Google targeted in Chinese Internet crackdown

Google, alongside other popular web portals, was warned on Monday that they must do more to block pornographic content from reaching Chinese users, in the latest in a series of crackdowns on Internet content by the Chinese government.

Chinese authorities published a list of 19 websites that have failed to get rid of unsuitable material. The list includes American search giant Google and China's top search engine Baidu. According to the BBC, one Chinese official said that the websites could be closed down if they fail to delete the offending material.

Speaking on Chinese Central Television Cai Mingzhao said, "we will continue to expose, punish or close down websites that have a lot of vulgar content."

However, the list also contained Tianya, a site that is popular amongst people who criticise the Chinese government, suggesting that the crackdown is not just about "vulgar content."
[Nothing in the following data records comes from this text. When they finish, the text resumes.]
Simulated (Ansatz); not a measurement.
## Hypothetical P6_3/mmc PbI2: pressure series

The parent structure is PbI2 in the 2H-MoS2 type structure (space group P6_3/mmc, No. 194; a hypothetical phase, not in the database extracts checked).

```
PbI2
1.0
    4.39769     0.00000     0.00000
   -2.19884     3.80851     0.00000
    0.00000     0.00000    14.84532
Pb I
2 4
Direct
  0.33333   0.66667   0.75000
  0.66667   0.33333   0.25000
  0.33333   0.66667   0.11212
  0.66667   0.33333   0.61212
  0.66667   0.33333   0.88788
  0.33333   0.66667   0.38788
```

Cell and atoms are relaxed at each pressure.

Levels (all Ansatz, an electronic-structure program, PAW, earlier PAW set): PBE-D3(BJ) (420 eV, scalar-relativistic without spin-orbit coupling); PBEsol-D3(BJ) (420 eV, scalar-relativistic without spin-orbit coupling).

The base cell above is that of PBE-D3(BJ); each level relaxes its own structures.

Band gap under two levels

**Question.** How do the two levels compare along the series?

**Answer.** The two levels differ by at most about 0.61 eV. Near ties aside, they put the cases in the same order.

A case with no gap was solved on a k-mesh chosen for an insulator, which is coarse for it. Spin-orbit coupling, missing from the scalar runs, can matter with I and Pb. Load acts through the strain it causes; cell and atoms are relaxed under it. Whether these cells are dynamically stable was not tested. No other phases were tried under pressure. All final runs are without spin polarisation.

Charles Freeman, a specialist on China at the Center for Strategic and International Studies based in Washington, reckons that the pornography is just a decoy. "They're looking extensively at political speech, the sort of things traditionally cast under the First Amendment in this country," Freeman said. According to the Associated Press, Freeman also said that 2009 is a "very sensitive year politically in China," with it being 50 years since the Dalai Lama fled Tibet, 30 years after the democracy wall movement, and 20 years since Tiananmen Square.

Cui Jin, a spokeswoman for Google in China said that the search engine does not generatre any pornographic content and obeys Chinese law. "If we find any violation, we will take action. So far, I haven't seen any examples of violations," she said.

California-based company spokesman, Scott Rubin, added that Google has no control over the content of the billions of pages in its index.